Understanding the nature of ‘hypocrisy,’ redux

Brian McGrory reports this week on Sen. Scott Brown’s (R-Mass.) new attack on Elizabeth Warren: she’s apparently an “elitist hypocrite.”

[Brown] seems to be fuming that his main Democratic rival, Elizabeth Warren, has done pretty well for herself financially. A filing publicized last week had her making $700,000 in income over a recent two-year period, and it’s even more than that when you factor in a government salary she received during part of that time.

Whatever the figure, it’s sent Brown over the edge. It caused his campaign manager, a seemingly nice young Vermonter named Jim Barnett, to toss out the “elitist hypocrite” description, like it’s a crime to climb the ladder of success in America and impossible to remember what life is like on the lower rungs.
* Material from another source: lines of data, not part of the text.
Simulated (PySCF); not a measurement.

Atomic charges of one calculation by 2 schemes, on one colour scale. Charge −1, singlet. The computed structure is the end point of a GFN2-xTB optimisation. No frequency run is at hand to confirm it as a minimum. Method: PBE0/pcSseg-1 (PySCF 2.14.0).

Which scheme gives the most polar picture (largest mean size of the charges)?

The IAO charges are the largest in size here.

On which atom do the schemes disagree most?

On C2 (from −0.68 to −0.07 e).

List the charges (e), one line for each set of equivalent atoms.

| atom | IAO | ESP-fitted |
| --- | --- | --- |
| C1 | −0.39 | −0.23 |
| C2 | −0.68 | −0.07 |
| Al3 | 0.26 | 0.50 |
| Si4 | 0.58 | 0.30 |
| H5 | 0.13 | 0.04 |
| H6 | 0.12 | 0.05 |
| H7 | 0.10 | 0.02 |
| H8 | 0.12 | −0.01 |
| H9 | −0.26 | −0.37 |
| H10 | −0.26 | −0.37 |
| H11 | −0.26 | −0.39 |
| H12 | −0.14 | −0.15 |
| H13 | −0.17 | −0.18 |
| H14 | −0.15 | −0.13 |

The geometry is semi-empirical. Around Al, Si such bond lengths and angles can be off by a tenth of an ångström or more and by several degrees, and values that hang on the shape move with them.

If I’m correctly reading Brown’s bizarre logic, Warren is guilty of being a class traitor? She shouldn’t be able to make money because she grew up relatively poor? Or once she did make money, she should have become an advocate for the rich?

The National Republican Senatorial Committee began pushing this same line in November, and I continue to find it remarkable.

Warren has, apparently, acquired a fair amount of wealth, after having been raised by a family of modest means, and putting herself through law school. She is now one of the nation’s leading, and most articulate, voices in representing the interests of the middle class.

The right sees this as “hypocrisy” — Warren is wealthy, but she’s championing those who aren’t wealthy. Maybe Warren could use some of her money to buy dictionaries for her critics so they can look up what “hypocrisy” actually means.

Let me put this as plainly as I know how: when rich people support economic policies that bolster working families, that’s admirable, but it’s not hypocrisy. FDR was wealthy, but he fought for the interests of those without. Ted Kennedy fit the same model. Some recent polling suggests many of America’s most wealthy individuals believe their own taxes should be raised for the greater good.

Scott Brown can agree or disagree on the merits of those beliefs, and he and his fellow Republicans are free to argue that fighting for the middle class is a bad idea, but when those with considerable personal resources look at the status quo — a growing class gap, wealth concentrated at the top, rising poverty — and want a more progressive approach, that’s evidence of sanity, not hypocrisy.

McGrory called this an example of Scott Brown’s “crass warfare.” That’s as apt a description as any.